Sirmax Group’s New US Plant to Turn Plastic Waste into rPP
Recycled polypropylene (rPP) from the Indiana plant will be used in industrial applications and to make hybrid compounds for durable goods manufacturing.
March 14, 2022
Italian polypropylene (PP) compounder Sirmax Group, based in Cittadella (Padua), has built a new plant in Anderson, IN, dedicated to producing recycled polypropylene from post-industrial waste. The new SER North America plant is located next to the Sirmax North America plant, which was built in 2015.
SER North America is Sirmax’s thirteenth plant globally and its second in the United States. The plant represents an investment of $30 million and was a greenfield project.
The facility will use European post-consumer plastic selection and processing techniques to carefully select, shred, and regenerate post-industrial waste. SER North America’s flagship product is Green Isoplen, a polymer based on 100% regenerated PP.

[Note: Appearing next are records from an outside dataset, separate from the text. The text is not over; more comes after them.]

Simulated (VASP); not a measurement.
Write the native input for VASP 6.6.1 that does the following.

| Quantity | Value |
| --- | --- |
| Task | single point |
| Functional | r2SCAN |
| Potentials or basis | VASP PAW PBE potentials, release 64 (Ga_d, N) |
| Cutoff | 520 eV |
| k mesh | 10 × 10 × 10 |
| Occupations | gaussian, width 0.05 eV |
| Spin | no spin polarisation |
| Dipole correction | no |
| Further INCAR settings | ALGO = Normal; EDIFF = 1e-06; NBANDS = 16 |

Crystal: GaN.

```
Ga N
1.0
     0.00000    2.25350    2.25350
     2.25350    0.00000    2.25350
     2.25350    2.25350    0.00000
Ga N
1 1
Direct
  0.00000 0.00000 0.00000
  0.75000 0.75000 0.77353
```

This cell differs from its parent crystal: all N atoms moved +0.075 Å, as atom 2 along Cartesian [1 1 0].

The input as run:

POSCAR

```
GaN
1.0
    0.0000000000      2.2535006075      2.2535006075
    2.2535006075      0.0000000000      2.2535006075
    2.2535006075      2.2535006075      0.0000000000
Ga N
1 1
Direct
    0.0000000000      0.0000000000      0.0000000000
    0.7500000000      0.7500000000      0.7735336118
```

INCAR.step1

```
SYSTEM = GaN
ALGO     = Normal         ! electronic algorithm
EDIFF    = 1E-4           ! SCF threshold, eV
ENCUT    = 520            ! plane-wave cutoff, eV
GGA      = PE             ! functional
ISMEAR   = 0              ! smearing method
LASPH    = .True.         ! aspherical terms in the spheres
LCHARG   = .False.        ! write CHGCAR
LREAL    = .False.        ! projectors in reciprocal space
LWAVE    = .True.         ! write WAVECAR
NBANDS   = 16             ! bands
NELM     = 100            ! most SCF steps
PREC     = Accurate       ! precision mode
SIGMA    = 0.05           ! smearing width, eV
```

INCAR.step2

The recycled PP will be used for industrial applications and will also be processed by Sirmax North America as a secondary raw material for hybrid compounds. Sold under the Green Isofil and Green Isoglass brands, the hybrid compounds contain mineral fillers or glass-fiber reinforcement. Applications include durable goods for the household-appliance and automotive markets.
The hybrid compounds containing recycled PP perform as well as high-grade compounds, according to Sirmax.
SER North America has a production capacity of 33 million pounds; the combined production of the plant and its neighbor, Sirmax North America, is 133 million pounds. SER North America has two production lines, and Sirmax North America has five. The plants’ combined production area is 268,000 square feet. Sirmax expects to add 40 new hires for SER North America, which would bring total employment at the two facilities to 140 workers.
“SER North America marks a new stage in Sirmax’s sustainable growth,” said Lorenzo Ferro, US country manager at Sirmax Group, in a prepared statement. “These new green products give us the opportunity to enter sectors where we do not yet have a presence, such as industrial packaging or garden furniture.”
Ferro added, “The vertical integration we have undertaken with SER allows us to differentiate ourselves in the market and meet Sirmax client demands for more sustainable materials in the automotive and household-appliance sectors — all without compromising on traceability and the high-quality standards required for premium materials, which are already being supplied today.”
University involvement in Italy, US.
Sirmax staff and booth at the Plastics 2022 Plastic Recycling Conference March 7-9 near Washington DC.
A life cycle assessment study performed by Spinlife, a spin-off from the University of Padua, showed that replacing virgin PP with recycled waste material has the potential to cut carbon dioxide emissions in half.
Complementing its commercial work in Anderson, Sirmax has been collaborating since September 2021 with the Massachusetts Institute of Technology (MIT) and University of Massachusetts Lowell (UMass Lowell) on a ReMade Institute-funded study of chemical conversion and process control for increased use of polyethylene (PE) and PP secondary feedstocks. UMass Lowell, known for plastics engineering education and research, is studying how to recycle PE and PP industrial waste for appropriate reuse in packaging.
Sirmax Group is the only non-US company participating in the project, whose participants also include Procter & Gamble. The project aims to provide the knowledge and tech needed to speed up deployment of good recycling practices and promote urban waste sorting.